Instead LB said, “Nothing.” 

“What, even after I’ve snapped and been grumpy all day?” I asked.

She said, “Yes. I forgive you. You’re my mum and I forgive you.”

Lolo agreed. 

This astonished me at the time. Later, I began to see that by accepting that their anger needed expression and by providing a way for them to safely express it, what I had done in essence was to say, “You’ve done nothing wrong. You are not wrong.” Without realising it, I had forgiven them (and myself.) This made it easy for them to forgive me. I recently read (in Radical Forgiveness by Colin Tipping) about a study done at Seattle University into forgiveness. The participants reported that the more they tried to forgive the harder it became. Those who came to feel empty of resentment did so not by an act of will, but by the sudden discovery that they had forgiven. What I found particularly interesting was that this discovery came after they had experienced being forgiven themselves – not necessarily by the person they subsequently forgave.

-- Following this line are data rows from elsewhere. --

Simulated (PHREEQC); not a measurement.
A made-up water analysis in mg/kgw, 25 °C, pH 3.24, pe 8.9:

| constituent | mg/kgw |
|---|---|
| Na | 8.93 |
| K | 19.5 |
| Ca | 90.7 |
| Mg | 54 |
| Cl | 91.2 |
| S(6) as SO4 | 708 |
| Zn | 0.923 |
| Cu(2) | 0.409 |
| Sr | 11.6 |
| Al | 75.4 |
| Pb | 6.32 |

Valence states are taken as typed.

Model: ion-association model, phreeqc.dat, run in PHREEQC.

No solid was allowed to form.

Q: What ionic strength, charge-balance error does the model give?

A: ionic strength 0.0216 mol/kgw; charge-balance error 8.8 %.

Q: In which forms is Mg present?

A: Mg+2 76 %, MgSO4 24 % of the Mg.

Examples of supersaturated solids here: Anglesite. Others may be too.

Having written this yesterday, I wasn’t sure how to finish this post. School had finished for the day and my husband had collected the girls and taken them to the leisure centre where Lolo was about to have a swimming lesson. When I met her she said,  “I’m in a bad mood.”  

“Are you?” I said, and hugged her. 

“She is,” LB confirmed. 

“Poor you,” her dad said, and hugged her.

I took Lolo  to get changed for her lesson, and for the rest the day not a trace of that bad mood remained. I guess that’s what happens to feelings when we don’t try to resist.